He and his wife regularly have foodless days. They make sure that their four children, ranging from 4 to 7 years old, eat once or twice a day. Meals often consist of bread and green tea, rather than the traditional local dish of pilaf, made with rice, raisins, almonds and lamb, that they used to eat regularly. The best meal they can look forward to now is a bowl of soup with a piece of meat.

"There is no other option," Ehsan said in a telephone interview. "The only thing that matters now is that we survive and eat. We're like wild animals in a jungle fighting for a slice of bread. That is the current state of Afghanistan."

Ehsan says that he's heard of people selling their infant daughters for between 15,000 ($170) and 20,000 afghanis in order to pay for food. "It's alarming for everyone, and it explains why the country's hunger crisis is so severe," he said.

In Rahimi's village of Qarchi Gak, very low levels of moisture in the soil and inadequate rainfall presage a poor harvest, according to Andy Hoell, a research meteorologist at the U.S. government's National Oceanic and Atmospheric Administration's physical-sciences laboratory.

Snow and rainfall will be crucial to Afghanistan's ability to recover from 2021's drought, which was driven by a massive drop in water melting off the nearby Hindu Kush mountains. Meteorologists warn that the La Niña weather pattern in the Pacific Ocean threatens to prolong the drought at least until the end of the year. The increasing risk of extreme also raises the prospect of prolonged water scarcity in the country's rural areas, according to the World Meteorological Organization.

The timing of last year's La Niña couldn't have been worse. As the Taliban made advances and U.S. troops began to withdraw, warmer weather intensified, according to the Famine Early Warning Systems Network, a U.S. government-backed website that provides information and data about food-insecure countries. The fundamentalist Islamist group swept to power in August 2021, emboldened by the chaotic U.S. withdrawal from the country after its 20-year war.

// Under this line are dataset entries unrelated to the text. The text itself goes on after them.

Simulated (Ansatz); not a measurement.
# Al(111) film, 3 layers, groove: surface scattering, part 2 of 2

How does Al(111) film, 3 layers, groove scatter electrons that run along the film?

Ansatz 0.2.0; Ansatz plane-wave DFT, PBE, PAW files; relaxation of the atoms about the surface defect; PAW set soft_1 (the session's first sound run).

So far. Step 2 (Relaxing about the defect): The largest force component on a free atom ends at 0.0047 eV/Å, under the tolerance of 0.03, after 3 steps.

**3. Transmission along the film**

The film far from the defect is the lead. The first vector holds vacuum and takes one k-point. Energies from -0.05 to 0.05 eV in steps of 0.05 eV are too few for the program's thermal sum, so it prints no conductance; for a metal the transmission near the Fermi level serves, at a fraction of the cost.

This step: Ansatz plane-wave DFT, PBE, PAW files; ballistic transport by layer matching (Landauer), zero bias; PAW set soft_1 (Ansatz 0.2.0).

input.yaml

Afghanistan's wheat yield dropped 30% during last year's harvest, according to Mohammad Assem Mayar, a former lecturer of water resources management at the Kabul Polytechnic University of Afghanistan and guest author on climate change for the Afghan Analysts Network. Mayar and other experts fear the 2021 drought will continue this year as rainfall drops below average levels in the coming months.

"Wheat is the backbone of Afghanistan livelihoods," said Richard Trenchard, the United Nations Food and Agriculture Organization's representative in Afghanistan. More than 70% of farmland—much of it lacking in water—is used to grow the crop. Meanwhile U.S. sanctions have cut off much of the country's banking sector and left its central bank struggling to fund imports of essential goods, including food.

McGroarty, from the World Food Program, has urged the U.S. and other countries imposing sanctions on Afghanistan's economy to preserve access to essential supplies like food. The U.S. has said it won't block humanitarian imports but a decision last month to seize half the Central Bank of Afghanistan's assets to pay victims of the Sept. 11 attacks has prompted wide criticism.

With no signs of policy changing, how the weather turns out this year could decide who gets to eat. "We're all looking at the snowfall. That's going to be critical," McGroarty said.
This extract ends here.